Earlier this year, North Texans for Natural Gas sent nearly 300 letters to BLM in support of its lease sale in Texas.  BLM later told the Dallas Morning News that it had received more than 500 total letters, meaning supportive comments from members of North Texans for Natural Gas alone likely accounted for over half of the total submissions.

A majority of the 36,000 acres set to be auctioned off in the April 20th sale was pulled by the U.S. Forest Service in February after these three groups – none of which are headquartered in Texas – petitioned the federal government and protested the lease sale. The remaining 5,700 acres have now been pulled by the BLM following another “administrative protest” from these three groups, who cited concerns over the use of fracking. 

CBD spokesperson Taylor McKinnon, who is located in Colorado, stated in the press release:

“The Bureau of Land Management was right to pull the remaining Texas parcels from this fossil fuel auction, but the reality is that no public oil and gas leases should be sold…”

McKinnon gives insight into the underlying motives of these groups: stop all oil and natural gas development, even at the expense of the state residents. Texas reported over $33.4 million in revenue from the more than 273,000 barrels of oil and 38.25 billion cubic feet of natural gas produced on federal lands in 2014. Moreover, fracking has been safely and successfully employed on federal lands, with 90 percent of the wells drilled on federally-managed lands in 2013 using the technique.  

A poll earlier this year found that the number of Americans who support fracking outnumber those who oppose the practice by a ten point margin, among individuals who are familiar with the process. 

Amidst low oil and natural gas prices, and the accompanying economic hardship that the down market has caused for Texas workers, banning drilling would be devastating for families throughout the Lone Star State.

Local Control?

Curiously, the same groups that succeeded in blocking drilling in Texas have also touted “local control” in their campaigns against fracking. They argue that decisions about drilling should occur at the local level, and residents should be empowered to either support or oppose development.

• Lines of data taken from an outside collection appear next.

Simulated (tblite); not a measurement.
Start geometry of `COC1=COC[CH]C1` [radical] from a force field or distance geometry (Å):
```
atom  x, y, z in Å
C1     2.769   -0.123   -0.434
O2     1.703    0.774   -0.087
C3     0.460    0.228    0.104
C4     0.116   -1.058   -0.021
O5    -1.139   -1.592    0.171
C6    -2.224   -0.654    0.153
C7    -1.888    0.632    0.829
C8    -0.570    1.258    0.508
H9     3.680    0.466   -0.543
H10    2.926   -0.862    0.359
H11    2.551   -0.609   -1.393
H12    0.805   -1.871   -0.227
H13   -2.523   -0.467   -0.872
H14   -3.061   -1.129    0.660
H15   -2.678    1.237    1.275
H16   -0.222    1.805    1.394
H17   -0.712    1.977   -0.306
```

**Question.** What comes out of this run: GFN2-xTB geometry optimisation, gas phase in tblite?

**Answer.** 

The Sierra Club, for example, has called for people to “support initiatives on local control” over fracking. Clean Water Action has touted its work in “helping additional communities exercise their rights for local control of drilling and fracking operations.”

Yet by blocking drilling in Texas, these out of state groups have now rejected local control – or, at the very least, exposed that the “local control” campaign is not about local control at all. It’s about banning fossil fuels, in Texas and everywhere else at the expense of local taxpayers.